I was living away from home for the first time, then, and had just begun making my first discoveries in the world of marijuana and alcohol abuse; with the introduction of a videogame system to the living room of my shared University-area house, the picture was complete. Cheapass Imaginus prints (Escher) on the dingy wall (Behr paint no. 3451, “Landlord Beige”) above the fourth-hand sofa, skanky skunkweed ash dribbling out of the “bowl” of a makeshift beer-can pipe (I hadn’t yet bought a bong) onto a pile of uncracked psychology and anthropology textbooks... and me, callow and pimple-faced, still a virgin, clutching a controller in the bright winter light (no curtains), occasionally flapping my hands in stoned excitement over my brilliant successes as a Moon-man warlord.

Sweet holiday memories! Granted, Military Madness – along with every other game ever made – was/is/will be easily available through underground emulation… but there’s something about having it for real, on my television, that makes it more than worth the price of a pint to download. Same for Super Mario 64, and the old NES Ice Hockey, which some friends and I tripped out on for a while. And then there’s Golden Axe, second (well, third, maybe) only to Black Tiger in my high-school class-skipping arcade pantheon. And Space Harrier? “Welcome to the Fantasy Zone! Get ready!” Hahaha! I love that shit! Or Bomberman 93, the craziest-ass party action game that ever came out of Clinton’s first term? And that’s just the stuff available on Wii; what about the XBox Live Arcade, where I picked up…um…Joust, and… GauntletDig Dug

Oh, holy shit. Did I just spend a hundred bucks on archaic gaming? Merry Christmas to me, I guess… [sobs]

12-9-2006 – Whitecourt, AB

“What’re you drinkin’ wine for?”

Eyes narrowed just a touch from totally friendly, smile with a bit of steel in it. Not necessarily a fight-picking face, but a face that’s seeing if there’s a fight to be picked. Family Christmas in a big one-room cabin somewhere in the unpulped forests of Blue Ridge, and I’m a stranger – a recent introduction via a recent introduction, needing to be checked out. Who am I? Will I scare? Thin hoser disguise of plaid flannel and army jacket is shredded by the truth of bottom-shelf shiraz burbling into a beer cup: I’m as White City as they come… am I some kind of fuckin’ asshole?

“Well, I guess I just feel like drinkin’ wine.”

“See, we drink whisky.” Plastic tumbler held up by example, five fingers and a thumb – a fist, really – of Jack sloshing around its knuckles of crushed ice. “Who are you here with?”

I indicate my fiancée across the room, laughing with newfound family. Half-cut eyes soften in understanding; all is explained and I’m off the hook. “Ah. That’s the prim n’ proper side of the family.”

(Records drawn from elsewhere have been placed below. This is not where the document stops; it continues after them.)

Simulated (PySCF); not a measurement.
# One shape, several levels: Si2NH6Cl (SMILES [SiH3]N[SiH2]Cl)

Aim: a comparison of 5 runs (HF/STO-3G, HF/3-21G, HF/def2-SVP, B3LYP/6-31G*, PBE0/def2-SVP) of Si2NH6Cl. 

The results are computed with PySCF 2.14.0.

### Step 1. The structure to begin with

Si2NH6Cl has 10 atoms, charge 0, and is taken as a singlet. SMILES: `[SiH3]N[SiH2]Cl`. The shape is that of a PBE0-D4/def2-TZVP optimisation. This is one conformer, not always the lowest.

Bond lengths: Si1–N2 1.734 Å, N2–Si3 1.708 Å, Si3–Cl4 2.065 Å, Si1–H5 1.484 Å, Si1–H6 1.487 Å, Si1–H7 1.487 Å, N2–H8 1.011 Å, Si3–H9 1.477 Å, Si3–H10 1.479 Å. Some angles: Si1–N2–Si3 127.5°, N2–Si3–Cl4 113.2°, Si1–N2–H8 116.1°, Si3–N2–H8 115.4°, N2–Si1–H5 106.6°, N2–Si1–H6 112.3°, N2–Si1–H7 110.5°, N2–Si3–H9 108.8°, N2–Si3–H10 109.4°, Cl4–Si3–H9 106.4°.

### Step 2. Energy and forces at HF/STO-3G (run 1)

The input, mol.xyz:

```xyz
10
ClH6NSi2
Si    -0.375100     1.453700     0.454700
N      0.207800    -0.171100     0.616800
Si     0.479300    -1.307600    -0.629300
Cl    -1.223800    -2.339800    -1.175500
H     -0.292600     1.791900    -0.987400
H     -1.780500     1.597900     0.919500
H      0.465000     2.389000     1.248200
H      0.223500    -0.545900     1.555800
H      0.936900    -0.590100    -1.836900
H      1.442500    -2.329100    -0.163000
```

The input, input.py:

We introduce ourselves, exchange a few pleasantries re. the value of fighting (since his last assault conviction, Jody’s got himself a good job and don’t do that much no more, though he’s proud to see his son showing a bit of two-fistedness) and I head back to the circle of prim n’ propers to guzzle my goblet of pussy city-boy Christmas Cheer in peace.

So strange a situation. This is my girl’s recently revealed birth family, people she’s known only slightly longer than she’s known me, and here we are in the middle of ancient annual tradition, speed-reading the room for maps and monuments, the lines of fault and force that bind and divide, the Albertan intricacies of race and role, position and priorities. Handshakes and hugs, turkey and cabbage rolls, liquor and cigarettes… yes. Cigarettes. Good idea!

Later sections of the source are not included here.